Agent RDP

What it does

Agent RDP is a CLI tool that lets AI agents connect to Windows machines over RDP and interact with them through two modes:

Computer use — screenshot the screen, then click/type/scroll based on what the agent sees (works with any application)
Accessibility-based interaction — read and manipulate UI elements directly via the Windows UI Automation tree (faster, more precise, no vision model needed)

It bridges the gap between language model tool-use and GUI-based desktop applications that have no API.

Why it exists

A surprising amount of enterprise software only has a GUI. No API, no CLI, no webhooks. If you want to automate it, you either reverse-engineer the internals or you drive the interface. Agent RDP takes the second approach and makes it available to any agent framework that supports tool calling.

How it works

The system uses a daemon-per-session architecture: the CLI communicates with persistent background daemons via IPC. Sessions are named and independently managed. Responses are JSON-structured for AI agent consumption, with WebSocket streaming for real-time desktop capture.

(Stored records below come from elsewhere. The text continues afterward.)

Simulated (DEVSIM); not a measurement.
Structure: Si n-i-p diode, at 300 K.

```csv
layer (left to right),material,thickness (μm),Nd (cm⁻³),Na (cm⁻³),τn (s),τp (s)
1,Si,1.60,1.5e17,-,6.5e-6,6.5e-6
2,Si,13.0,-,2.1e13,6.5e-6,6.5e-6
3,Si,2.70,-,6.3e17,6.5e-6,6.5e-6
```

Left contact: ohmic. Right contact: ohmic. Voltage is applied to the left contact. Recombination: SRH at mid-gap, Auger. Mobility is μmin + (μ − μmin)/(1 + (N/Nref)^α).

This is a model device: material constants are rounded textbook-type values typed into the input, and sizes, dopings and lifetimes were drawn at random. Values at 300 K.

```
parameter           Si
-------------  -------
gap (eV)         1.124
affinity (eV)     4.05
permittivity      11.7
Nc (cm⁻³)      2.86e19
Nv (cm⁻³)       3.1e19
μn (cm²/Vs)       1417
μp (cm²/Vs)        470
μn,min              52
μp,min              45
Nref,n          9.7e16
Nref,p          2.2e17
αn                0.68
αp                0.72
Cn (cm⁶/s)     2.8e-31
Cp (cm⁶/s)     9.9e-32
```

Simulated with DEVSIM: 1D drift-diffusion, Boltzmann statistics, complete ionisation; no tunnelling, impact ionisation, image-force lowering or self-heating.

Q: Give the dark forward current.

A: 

Beyond the basic screenshot → decide → act loop, it also supports:

Windows UI Automation — interacts with native UI elements using accessibility patterns (InvokePattern, SelectionItemPattern, TogglePattern)
OCR — uses the ocrs library to locate text on screen when UI Automation can’t reach an element
PowerShell agent injection — captures the accessibility tree via Dynamic Virtual Channel (DVC)

Technical details

Protocol: RDP with TLS and CredSSP, built on IronRDP (Rust)
Languages: TypeScript/Node.js CLI, Rust native binary
Input: Mouse, keyboard, key combos, clipboard sync, drag, scroll
Screen capture: Screenshots in PNG/JPEG with base64 encoding
Storage: Local directories can be mapped as network drives on the remote machine
Integration: Works as a tool provider for any AI agent framework

Status

Active development. Used in production for automating legacy Windows applications that resist every other form of integration.